Review: Ultimate Ears UE Mini Boom
After moving its well-regarded speaker lineup to the "Logitech UE" brand name, leveraging its acquisition of earphone maker Ultimate Ears, Logitech is doing a little additional rebranding using Boom -- the name it debuted with an attractive tube-shaped $200 speaker earlier this year. Only half a year after releasing the Logitech UE Mobile Boombox, the company has debuted UE Mini Boom ($100), a modestly tweaked version that brings Boom's relatively uncommon dual-speaker wireless pairing mode to a smaller and more affordable form factor. UE Mini Boom otherwise looks and works identically to its predecessor, so most of this review comes from the Mobile Boombox's, with notes where things have changed.
Measuring 4.3” wide by 2.3” tall by 2.6” deep, UE Mini Boom uses a combination of colored metallic and rubberized surfaces to form a rounded-off box of thick rubber, matching or contrasting in color with painted metal front and rear grilles. This time, Logitech offers UE Mini Boom in three black variations—one with a green grille, one with a red grille, and the last with a black grille—as well as a purple body with a green grille, or an orange body with a white grille. A tiny blue light is centered right between the rubber and metal surfaces, indicating power and pairing status, while three large, pressure-sensitive buttons on the top clearly indicate volume down, pairing, and volume up features. A tiny microphone hole is found behind the pairing button.

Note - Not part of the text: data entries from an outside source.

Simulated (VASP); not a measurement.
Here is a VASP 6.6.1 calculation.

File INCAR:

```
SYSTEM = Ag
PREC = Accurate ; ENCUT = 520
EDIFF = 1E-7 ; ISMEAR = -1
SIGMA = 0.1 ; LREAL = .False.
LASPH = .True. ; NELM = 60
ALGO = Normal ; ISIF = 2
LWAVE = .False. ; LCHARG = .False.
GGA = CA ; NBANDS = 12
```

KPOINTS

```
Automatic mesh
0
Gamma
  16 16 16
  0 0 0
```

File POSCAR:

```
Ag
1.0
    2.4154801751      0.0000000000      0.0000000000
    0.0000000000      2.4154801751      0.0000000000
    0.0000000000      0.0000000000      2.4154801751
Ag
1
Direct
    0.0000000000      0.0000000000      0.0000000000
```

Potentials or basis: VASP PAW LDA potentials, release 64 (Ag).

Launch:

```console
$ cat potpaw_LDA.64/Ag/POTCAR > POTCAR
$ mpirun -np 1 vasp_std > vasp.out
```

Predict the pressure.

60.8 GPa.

An on/off switch, micro-USB charging port, and auxiliary audio port are all on the back, but Logitech has left off their labeling as the features are pretty obvious. By contrast, large UE logos have been embossed into the left and right sides, matching rather than contrasting against the color of the rubber. Logitech includes a relatively short Micro-USB charging cable in each package, but leaves out the wall power adapter that was bundled with the UE Mobile Boombox.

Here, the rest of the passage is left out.